I have a collection of Posts
and Users
where users can upvote/downvote each post. What would be the best way to store this in a mongodb database to make sure that users cannot vote for a given document more than once?
The simplest nosql-ish solution I came up with is storing an array of user_ids who voted inside each Post
document (or even array of (user_id, vote)
where vote
is +1 or -1 so that users will be able to change their vote). Is it a good idea from the performance standpoint given that each post can have thousands of votes?
What about really popular websites like Reddit where top posts can have hundreds of thousands of votes?

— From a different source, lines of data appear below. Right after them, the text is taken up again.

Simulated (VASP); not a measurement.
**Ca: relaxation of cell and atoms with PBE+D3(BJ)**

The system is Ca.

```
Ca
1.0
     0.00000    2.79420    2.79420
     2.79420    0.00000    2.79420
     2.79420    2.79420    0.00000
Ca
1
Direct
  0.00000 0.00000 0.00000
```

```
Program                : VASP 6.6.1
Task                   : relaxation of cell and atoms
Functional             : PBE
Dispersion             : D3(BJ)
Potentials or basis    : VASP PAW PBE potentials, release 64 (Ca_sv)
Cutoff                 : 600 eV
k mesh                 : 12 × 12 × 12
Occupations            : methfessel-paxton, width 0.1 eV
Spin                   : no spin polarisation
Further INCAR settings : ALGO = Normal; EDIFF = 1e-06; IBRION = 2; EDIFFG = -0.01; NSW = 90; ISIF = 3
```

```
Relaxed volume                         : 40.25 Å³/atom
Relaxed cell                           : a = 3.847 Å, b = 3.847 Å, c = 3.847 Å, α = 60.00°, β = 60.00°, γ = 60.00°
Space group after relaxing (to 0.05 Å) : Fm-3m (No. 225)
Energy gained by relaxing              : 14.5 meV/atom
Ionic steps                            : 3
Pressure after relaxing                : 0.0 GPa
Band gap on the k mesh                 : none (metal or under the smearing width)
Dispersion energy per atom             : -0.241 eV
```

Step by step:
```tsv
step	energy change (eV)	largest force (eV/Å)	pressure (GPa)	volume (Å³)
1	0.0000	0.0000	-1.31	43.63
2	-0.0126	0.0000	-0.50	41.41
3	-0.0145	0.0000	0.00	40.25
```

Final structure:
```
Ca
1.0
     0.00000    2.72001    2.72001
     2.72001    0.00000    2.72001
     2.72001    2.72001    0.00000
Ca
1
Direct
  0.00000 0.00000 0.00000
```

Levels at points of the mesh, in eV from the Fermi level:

MongoDB documents are currently restricted to a maximum of 16MB, so assuming Gilbert's calculations are accurate, you wouldn't be able to store all 6 Million user_id
s in the Post
document.
However, you could consider storing the votes in the User
document instead (i.e. the post_id
s that the particular user voted for). It is much less likely that a user votes on 6 million different posts, so this way you won't reach the size limit as quickly.
Another way to handle this: If you expect that many votes for a particular post, you may want to store the votes outside the Post
documents in a separate collection and do an additional query, similar to a many-to-many JOIN table in SQL fashion:
user_votes { user_id: ObjectId(...), post_id: ObjectId(...), vote:-1 }
and create a compound index on (user_id, post_id).